Adding a Virtual Component to Your In-Person Event
Perhaps you’ve decided to move forward with a gathering, but you know more folks than usual may be unable to attend in person. Consider a hybrid event: you can gather people in one room, have other participants join virtually via Zoom or Skype, and livestream the whole thing for the audience.
A great example of a hybrid event was Unsettling Dramaturgy—Crip and Indigenous Process Design, from the Festival of Live Digital Art (foldA) in Kingston, Ontario. Some panelists and audience members gathered in a room in Kingston, while others joined via Zoom, and the entire thing was livestreamed out to a digital audience.
Going Fully Digital
If you’ve decided the best choice for your community is to cancel an in-person gathering, you don’t have to cancel the event altogether. Consider bringing people together for a conversation on Zoom and livestreaming that for an audience.
A year ago, we livestreamed a Zoom panel titled the Future of Crowdfunding for Theatre Artists of Color. The five panelists called in from their respective locations, and the event was livestreamed out to a virtual audience.
Between our years of livestreaming on our platform and producing our own events—the vast majority of which have included a virtual component—we are happy to be a resource to the field during this challenging time.
It’s worth noting that whether you are producing an in-person gathering or not, a livestreamed event can still be an interactive experience. We encourage folks to consider ways of engaging their virtual audiences, such as by taking questions from people watching online via email, WhatsApp, Twitter, Facebook, etc. As long as you communicate clearly with your audience about how they can engage, and have someone paying attention to questions and comments and communicating them to panelists, your livestream can still be interactive.
A great example of this is Suzan-Lori Parks’ ongoing Watch Me Work project. Watch Me Work is a performance piece, a meditation on the artistic process, and an actual work session, featuring Parks writing in the Public Theater lobby. The audience is invited to come in person or virtually to watch her work and/or to write alongside her virtually or in person. During the last fifteen minutes of the performance, Parks answers questions from the in-person audience and online audience, who tweet at @WatchMeWorkSLP and use hashtag #howlround.
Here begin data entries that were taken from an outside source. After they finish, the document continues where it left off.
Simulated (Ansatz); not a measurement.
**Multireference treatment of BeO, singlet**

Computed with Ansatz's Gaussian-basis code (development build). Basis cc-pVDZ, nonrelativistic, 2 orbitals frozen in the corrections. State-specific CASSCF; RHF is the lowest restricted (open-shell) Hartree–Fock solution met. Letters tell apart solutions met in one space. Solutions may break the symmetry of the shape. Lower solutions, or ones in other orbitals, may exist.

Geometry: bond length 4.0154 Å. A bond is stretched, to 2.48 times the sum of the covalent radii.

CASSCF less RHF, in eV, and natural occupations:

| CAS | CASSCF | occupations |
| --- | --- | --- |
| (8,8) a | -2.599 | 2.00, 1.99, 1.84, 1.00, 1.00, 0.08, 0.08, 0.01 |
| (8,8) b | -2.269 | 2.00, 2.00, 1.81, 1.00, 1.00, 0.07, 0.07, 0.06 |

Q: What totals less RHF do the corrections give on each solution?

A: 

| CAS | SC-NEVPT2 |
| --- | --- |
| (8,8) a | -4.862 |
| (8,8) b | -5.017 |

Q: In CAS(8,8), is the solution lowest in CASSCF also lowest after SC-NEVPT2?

If you’re considering livestreaming an event, you can learn more from our livestreaming guide. Here are the basics of what you’ll need to livestream an in-person event:
- A high-performance computer
- A video camcorder
- A video capture device
- Free software called Open Broadcaster Software
- Wired internet (ideally)
Ready to go? Fill out our contribute content form and we will be in touch! While our curatorial frame centers conversations and performance in the theatre field, we’re happy to chat with anyone who wants to learn more about how livestreaming works and the possibilities this virtual infrastructure provides.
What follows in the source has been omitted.